Notoriously eccentric Danish writer, director and producer, a graduate of the Danish Film School, who has capitalised on international acclaim and disdain in equal measure. Thrillers Forbrydelsens Element and Epidemic started the ball rolling, with distinctive war drama Europa really setting von Trier up as a talent to watch.

Breaking the Waves, the first in a series of victim stories, won the Grand Jury Prize at Cannes and his fame spread, especially as he had teamed up with three other directors to create the Dogme '95 rules of filmmaking - controversial The Idiots was von Trier's result. Then Dancer in the Dark, a musical starring Bjork, proving he was anything but predictable, and Dogville, a scabrous attack on American small town life.
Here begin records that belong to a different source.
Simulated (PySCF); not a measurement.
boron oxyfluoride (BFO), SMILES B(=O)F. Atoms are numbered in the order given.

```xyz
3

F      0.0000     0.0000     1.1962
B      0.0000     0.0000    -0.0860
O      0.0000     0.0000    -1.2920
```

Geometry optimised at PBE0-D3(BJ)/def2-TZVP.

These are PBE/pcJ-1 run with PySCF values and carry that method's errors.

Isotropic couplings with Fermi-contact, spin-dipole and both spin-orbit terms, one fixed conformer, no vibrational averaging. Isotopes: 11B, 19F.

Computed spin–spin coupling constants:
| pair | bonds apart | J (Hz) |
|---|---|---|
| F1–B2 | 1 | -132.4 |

He was next involved in The Five Obstructions, a documentary which revealed much about his methods. Then, a thematic follow-up to Dogville, slavery drama Manderlay, which was followed by little seen comedy The Boss of It All and most controversially, his relationship goes to hell horror Antichrist.

His drama Melancholia won its star Kirsten Dunst Best Actress at Cannes, but he was ordered to leave after a press conference faux pas, then returned with the patience-testing, two part Nymphomaniac. After a gap, he made bleak horror comedy The House That Jack Built, to more controversy. On television, he created the superb horror series The Kingdom, and he frequently casts Udo Kier.